Computational & Data Science, Infrastructure, & Interdisciplinary Research on University Campuses:
Experiences and Lessons from the Center for Computation & Technology
[This paper is the work of Daniel S. Katz (CCT Director of Cyberinfrastructure Development, 2006 to 2009) and Gabrielle Allen (CCT Assistant Director, 2003 to 2008); it does not reflect the views or opinions of the CCT or LSU.]
In recent years, numerous distinguished national panels (1) have critically examined modern developments in research and education and reached a similar conclusion: computational and data-enabled science, as the third pillar of research, standing equally alongside theory and experiment, will radically transform all areas of education, scholarly inquiry, industrial practice, as well as local and world economies. The panels also similarly concluded that to facilitate this transformation, profound changes must be made throughout government, academia, and industry. The remarks made in the 2005 Presidential Information Technology Advisory Committee (PITAC) report (2) are still relevant: “Universities...have not effectively recognized the strategic significance of computational science in either their organizational structures or their research and educational planning.” Computational initiatives associated with universities have taken various forms: supercomputing centers that provide national, statewide, or local computing facilities and encourage research involving computation; faculty hiring initiatives focused on initiating research programs to change the university's expertise and culture; establishment of academic research centers on campuses that include formal involvement of faculty, for example, through joint positions with departments; and multi-university or other partnerships where the university is represented by a single entity.
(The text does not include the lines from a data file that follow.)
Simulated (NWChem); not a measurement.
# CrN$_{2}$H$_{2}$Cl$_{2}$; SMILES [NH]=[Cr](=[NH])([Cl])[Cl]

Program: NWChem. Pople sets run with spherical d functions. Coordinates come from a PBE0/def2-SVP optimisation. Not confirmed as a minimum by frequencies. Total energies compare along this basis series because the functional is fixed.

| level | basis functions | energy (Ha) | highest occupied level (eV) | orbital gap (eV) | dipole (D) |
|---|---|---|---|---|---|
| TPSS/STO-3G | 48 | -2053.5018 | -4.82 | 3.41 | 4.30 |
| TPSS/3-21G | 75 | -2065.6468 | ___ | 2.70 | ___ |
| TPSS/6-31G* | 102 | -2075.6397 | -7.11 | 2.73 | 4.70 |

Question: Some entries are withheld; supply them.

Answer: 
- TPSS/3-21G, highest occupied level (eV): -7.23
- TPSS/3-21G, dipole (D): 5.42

We believe that any academic institution wishing to advance computational and data science needs to first examine its status in three areas: cyberinfrastructure facilities, support for interdisciplinary research, and computational culture and expertise (Figure 1). Cyberinfrastructure facilities refers to the computational, storage, network, and visualization resources (local, national, and international) to which researchers have access; to the technical and professional support for these services; and to the connection of these services to desktop machines or experimental instruments in an end-to-end manner. Support for interdisciplinary research refers to the university's policies on joint appointments between units and associated promotion and tenure, policies and practices for university-wide curricula, and the academic appreciation of computational science that could rate, for example, software or data development in a similar manner to publications and citations. Finally, computational culture and expertise relates to the existence and prominence of faculty across a campus who develop or use computation as part of their research, and the provision of undergraduate and graduate courses that will train and educate students to work on research projects in the computational sciences.
Figure 1: Advancing a comprehensive computational science program requires coordinated initiatives in developing and supporting interdisciplinary research, enabling cyberinfrastructure, and underlying research and culture in computation.
Once the status of these areas has been reviewed, there are additional questions in designing a computational initiative. Should the cyberinfrastructure resources be state-of-the-art to enable leading edge research in computational science? Should faculty expertise in computational science be pervasive across all departments or concentrated in a few departments? Will the university administration back a long-term agenda in computational science and have the sustained desire to implement policies for changing culture? What is the timescale for change?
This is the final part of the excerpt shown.